A Swift application often comprises a substantial number of modules, with instances of 200 or more modules not being uncommon, each with varying sizes. New features are continually integrated into Swift applications, resulting in a rapid increase in their code sizes. Among the most prevalent challenges encountered by Swift users is the consistent increase in binary size.
Presently available optimization techniques are limited in scope due to the lack of visibility into the entire group of modules. This is where Link Time Optimization (LTO) can prove to be crucial. In fact, numerous third-party applications have gone to the extent of implementing their own custom LTO solutions just to achieve size optimization across all modules.
We propose to support the integration of LTO for Swift, coupled with size-specific optimization. This approach aims to alleviate the burden on users, sparing them the need to develop their own custom solutions.
There are two LTO (Link Time Optimization) choices offered within LLVM: full (monolithic) and thin (incremental) — see this talk on the key differences. In Swift 5.7+, the bundled clang/llvm distribution contains a stable full-LTO capability that can be effectively applied to Swift code. However, it's worth noting that the thin-LTO mode, known for its faster build times and improved memory efficiency, is not stable in the clang/llvm version (15.0) linked to Swift 5.9, thus requires reconsideration when transitioning to a later clang/llvm version. For this reason, we'll focus on full-LTO in this proposal, though we expect it to be straightforward to extend this to thin-LTO in the future.
Our proposal entails introducing the full-LTO option as a new build setting in SwiftPM (and a corresponding flag for other build systems). When enabled, bitcode will be generated on a per-file basis, subsequently linked together to enable global optimizations. This setting proves particularly useful for products that are statically linked.

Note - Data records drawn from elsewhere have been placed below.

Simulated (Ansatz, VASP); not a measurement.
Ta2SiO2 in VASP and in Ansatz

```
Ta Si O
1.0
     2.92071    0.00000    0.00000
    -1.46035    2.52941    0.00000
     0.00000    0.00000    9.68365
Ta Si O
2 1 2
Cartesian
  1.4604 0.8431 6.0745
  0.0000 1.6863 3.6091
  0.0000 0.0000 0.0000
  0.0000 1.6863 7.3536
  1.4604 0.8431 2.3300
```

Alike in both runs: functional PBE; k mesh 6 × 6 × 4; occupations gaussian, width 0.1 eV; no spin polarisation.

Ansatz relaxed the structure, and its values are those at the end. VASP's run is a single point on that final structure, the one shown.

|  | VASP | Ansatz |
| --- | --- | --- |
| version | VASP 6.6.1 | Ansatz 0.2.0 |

Furthermore, we suggest making the level of LTO configurable, allowing users to specify their optimization preference, whether it is focused on size or performance. For instance, users could select
LTO level = 1 (perf) | 2 (size) to prioritize either performance or size optimization. It’s important to note that without size optimization, enabling LTO could potentially lead to an increase in code size, as it enables more inlining across all modules. This outcome might be preferred by users aiming for enhanced performance. Conversely, for those who prioritize achieving the utmost size optimization, we could introduce an additional option (via a new build setting) for more rigorous Dead Code Elimination (DCE), such as
ink (referred to as HSL below). This option is expected to result in signification reductions in code size when building an executable (combined with other statically linked libraries).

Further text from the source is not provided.